Alberto Gonzales is a Republican, no?

Posted by: oj at July 7, 2005 11:24 AM

So was Jeffords.

Posted by: jefferson park at July 7, 2005 12:36 PM

And "Lancelot Linc" Chaffee still is, despite all evidence to the contrary. If he were"Hispanic", would that mean he's acceptable, too?

Posted by: Raoul Ortega at July 7, 2005 1:16 PM


A court appointment would give the Republican governor a chance to name someone more conservative for that Senate seat.

Posted by: oj at July 7, 2005 1:20 PM

Infantile: When demands for immediate gratification trump investments for long-term gain. Especially when the immediate demands center around one or two issues.

Face it, folks. There is no political consensus for banning early term abortions and the more benign forms of affirmative action. Even if SCOTUS knocked out the federal underpinnings, the states would hold firm.

Posted by: ghostcat at July 7, 2005 2:27 PM

ghostcat--You've just made the point as to why Roe was a catastrophic decision for American civic life.

Posted by: b at July 7, 2005 2:45 PM

Hmmm, if Souter, Kennedy et al, are examples of "long term gains" that Republicans have enjoyed so far, maybe we should give immediate gratification a chance.

I say Garza for Chief Justice and JRB for Associate Justice, but Gonzales doesn't bother me that much.

Posted by: jefferson park at July 7, 2005 2:58 PM


There is no national consensus for banning any form of abortion, if referenda are any guide, but there was no national consensus behind Brown v Board of Education either.

As for affirmative action, there is practically universal opposition(aside from househusbands and layabouts like OJ) to it from White men, who are the backbone of the GOP. And an overwhelming majority of all Americans oppose any government-sponsored form of it.

Let's face it. Decent Republicans are deathly afraid that Bush will wimp out like his father and nominate a David Souter type. We need to be convinced that Gonzales is not one. I don't think he is, but I'm not certain and posts like yours don't help matters.

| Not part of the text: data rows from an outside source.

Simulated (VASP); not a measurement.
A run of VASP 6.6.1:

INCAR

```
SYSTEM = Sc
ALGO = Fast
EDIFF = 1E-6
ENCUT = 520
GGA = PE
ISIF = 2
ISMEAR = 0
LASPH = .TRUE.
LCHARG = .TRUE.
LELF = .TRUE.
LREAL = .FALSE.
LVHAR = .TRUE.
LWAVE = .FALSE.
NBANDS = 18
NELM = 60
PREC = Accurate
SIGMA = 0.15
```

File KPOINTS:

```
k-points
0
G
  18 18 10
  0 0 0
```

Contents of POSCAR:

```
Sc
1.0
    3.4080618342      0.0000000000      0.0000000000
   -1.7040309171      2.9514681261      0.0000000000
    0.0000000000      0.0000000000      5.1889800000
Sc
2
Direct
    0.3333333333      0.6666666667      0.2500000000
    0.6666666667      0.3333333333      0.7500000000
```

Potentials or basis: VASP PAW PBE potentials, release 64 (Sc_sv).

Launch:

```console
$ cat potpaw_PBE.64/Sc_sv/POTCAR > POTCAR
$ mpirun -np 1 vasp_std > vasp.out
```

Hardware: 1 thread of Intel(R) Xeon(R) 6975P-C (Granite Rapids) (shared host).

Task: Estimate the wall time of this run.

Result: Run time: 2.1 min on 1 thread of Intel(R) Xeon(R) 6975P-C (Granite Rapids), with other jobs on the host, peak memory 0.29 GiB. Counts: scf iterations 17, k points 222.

Posted by: bart at July 7, 2005 3:34 PM

b -

Agreed. "Roe" was bad law. And bad politics. Should have been fought out on more neighborly turf.

bart -

"Brown" was also bad law and bad politics. The remedial action went way too far. And Thomas is not a wimp.

Posted by: ghostcat at July 7, 2005 3:58 PM


I didn't say Thomas was. What I did say was that the choice of Souter was wimping out. Your only responses are to agree with me that he wimped out on Souter, or to claim that he was snookered by Sununu and that walking oil-slick Warren Rudman.

'Brown' was bad law? So, I can put you down in the 'Separate But Equal' camp then?

Posted by: bart at July 7, 2005 4:05 PM

bart -

Your response strikes me as joylessly linear and literal. That sure takes the magic out of tap-dancing.

Re: Thomas. Who nominated him?

Re: Souter. He's an odd duck, inclined (most of the time) to protect the rights of the individual against the predations of the majority. A worthy cause. Be careful what you wish for.

Re: "Brown". Nice try. Forced integration and the destruction of local communities was not a nifty outcome. Beware the Law of Unintended Consequences.

Posted by: ghostcat at July 7, 2005 4:31 PM

Brown reached the right result but stinks as reasoned law. The court relied on sociology mainly, not an interpretation of the consitution. And the post-Brown remedies hurt more than helped. If the court said separate is ok but they must be dollar for dollar equal, I think the effect would have been better in the long run.

Posted by: Bob at July 7, 2005 4:36 PM

Reading articles about Gonzales in the NYTimes and WSJ yesterday, I am no longer convinced that Gonzales is as squishy as his detractors think he is.

The chief claims against him arrise out of a case under the Texas parental notification of abortion statute which had, as required by SCOTUS a judicial by-pass provision. Gonzales read the statute as written, and jabbed Pricilla Ownen for trying to narrow the by-pass.

To me it is more important to read it as written than to be anti or pro anything.

The second gripe with Gonzales is the briefs that were filed by the government in the affirmative action case (Grutter). The anti-aa people wanted a full denunciation of AA, but business groups wanted to be sheltered from any second guessing of what they have already done, and the military wanted to be left to its own devices. The results were political.

I will have to go along with Bush on whoever he selects, because he will be the only one who talked to them about their real ideas. If its Gonzales, I don't think I will have a problem with it.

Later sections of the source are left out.